I'm not saying we should be complacent. Instead, I’m advocating that we should raise the bar for what sub-problems of AI risk we consider worthy of special attention, versus what problems we think will be solved by default in the absence of further intervention from the AI risk community. Of course, it may still be true that AI deception is an extremely hard problem that reliably resists almost all attempted solutions in any “normal” regulatory regime, even as concrete evidence continues to accumulate about its difficulty—although I consider that claim unproven, to say the least.

Rather than asserting "everything is fine, don’t worry about AI risk" my point here is that we should think more carefully about what other people's incentives actually are, and how others will approach the problem, even without further intervention from this community. Answering these questions critically informs how valuable the actions we take now will be, since it would shed light on the question of which problems will remain genuinely neglected in the future, and which ones won’t be. It’s still necessary for people to work on AI risk, of course. We should just try to make sure we’re spending our time wisely, and focus on improving policy and strategy along the axes on which things are most likely to go poorly.
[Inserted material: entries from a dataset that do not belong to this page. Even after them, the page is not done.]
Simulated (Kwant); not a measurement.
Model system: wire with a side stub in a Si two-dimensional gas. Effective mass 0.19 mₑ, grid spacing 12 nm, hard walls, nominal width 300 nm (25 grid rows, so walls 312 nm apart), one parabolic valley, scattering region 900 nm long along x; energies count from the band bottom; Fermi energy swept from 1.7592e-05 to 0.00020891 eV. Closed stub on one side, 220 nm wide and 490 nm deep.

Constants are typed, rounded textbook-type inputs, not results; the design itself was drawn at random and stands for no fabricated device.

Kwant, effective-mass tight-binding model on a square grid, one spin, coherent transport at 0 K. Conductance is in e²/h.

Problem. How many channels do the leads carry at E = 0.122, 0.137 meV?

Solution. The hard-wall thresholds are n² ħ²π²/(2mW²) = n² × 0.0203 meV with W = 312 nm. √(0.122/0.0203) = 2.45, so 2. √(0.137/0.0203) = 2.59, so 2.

Edited to add: To give a concrete example of an important problem I think might not be solved by default, several months ago I proposed treating long-term value drift from future AIs as a serious issue. I currently think that value drift is a "hard bit" of the problem that we do not appear to be close to seriously addressing, perhaps because people expect easier problems won't be solved either without heroic effort. I'm also sympathetic to Dan Hendrycks' argument about AI evolution. If these problems turn out to be easy or intractable, I think it may be worth turning more of our focus to other important problems, such as improving our institutions or preventing s-risks.

Nothing in this post should be interpreted as indicating that I'm incredibly optimistic about how AI policy will go. Though politicians usually don't flat-out ignore safety risks, I believe history shows that they can easily mess up tech regulation in subtler ways.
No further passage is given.